Tom Agan '54, a Reserve Desk supervisor, said, "From early to mid-morning, he would come in to read. He stopped at the Reserve Desk to say good morning to everyone.

Werner said her father had a "love affair with Dartmouth." Prior to living in the Country Village Health Care Center, Litchfield lived alone for several years on School Street.

He also used to visit the College every winter when he lived in Chocoura, N.H. He would stay at the Occom Inn, Werner said.

"He would drive 90 miles per hour to every [College athletic event], and drive only 20 miles per hour on the way back," she said.

"He loved every kind of sporting event. He liked the women's track team particularly," she added.

Everyone who knew Litchfield knew of his love for Dartmouth.

The year before his death, his daughter had a difficult time deciding between leaving him in Hanover or placing him in a nursing home, Agan said.

"She was worried all the time that he would fall down," Agan said. "He was losing his ability to get around well." Agan said Litchfield had also begun to lose his memory.

Litchfield was born Aug. 31, 1900 in Dorchester, Mass. He attended the Boys Latin School. After graduating from Dartmouth, he earned a degree from the Amos Tuck School of Business Administration in 1923.

His activities while enrolled at Dartmouth are sketchy. Werner said her father did not participate on the track team but "he secretly wanted to be a track person or a newspaper man."

And was he not a member of a fraternity, she added. She knows little else about his activities at the College.

"He was devastated when I wanted and my children wanted to go" to other schools than Dartmouth, Werner said.

He owned his own canvas business, which outfitted ships during World War II. He also made tents for Adm. Richard Byrd's south polar expeditions, Werner said.

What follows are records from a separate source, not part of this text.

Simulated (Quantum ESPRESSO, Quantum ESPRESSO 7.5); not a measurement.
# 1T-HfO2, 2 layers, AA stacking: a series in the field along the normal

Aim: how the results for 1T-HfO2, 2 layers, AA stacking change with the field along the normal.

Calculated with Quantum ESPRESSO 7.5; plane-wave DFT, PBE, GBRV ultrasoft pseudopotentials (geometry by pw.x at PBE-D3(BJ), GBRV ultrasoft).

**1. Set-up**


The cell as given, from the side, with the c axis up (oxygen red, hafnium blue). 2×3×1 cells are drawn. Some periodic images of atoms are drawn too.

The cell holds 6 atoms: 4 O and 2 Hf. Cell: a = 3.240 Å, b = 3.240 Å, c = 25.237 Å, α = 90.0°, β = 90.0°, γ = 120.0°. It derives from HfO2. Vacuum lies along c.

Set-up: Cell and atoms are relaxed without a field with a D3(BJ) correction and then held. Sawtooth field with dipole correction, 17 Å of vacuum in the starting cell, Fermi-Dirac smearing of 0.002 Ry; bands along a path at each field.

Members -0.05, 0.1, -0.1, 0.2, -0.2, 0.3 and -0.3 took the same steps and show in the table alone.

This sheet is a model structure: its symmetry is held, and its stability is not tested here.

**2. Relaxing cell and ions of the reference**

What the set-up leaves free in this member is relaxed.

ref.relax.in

In 1959 after his daughter married, Litchfield retired and moved with his wife, Mary Emily of Crete, Ill., to Chocoura. He sold handmade toys and wooden dollhouses until the age of 89.

His wife died in 1975. After her death, Litchfield started to spend more time at the College.

"After his wife died, he so enjoyed being around campus and with the young folks. It became his first home," Agan said. "He was always visiting students."

Litchfield is survived by his only daughter, Werner; his four grandchildren: Marta Werner-Waterhouse of Buffalo, N.Y., Rebecca Werner-Lungren of Richmont, Vt., Wendy Werner-Heimbach of Bristol, W. Va. and William of Braintree, Mass.; and his three great-grandchildren: Alisha and Alex Heimbach and Tristin Werner.

In lieu of flowers, the family said contributions may be sent to the College's libraries.

The time and location for memorial services will be announced soon.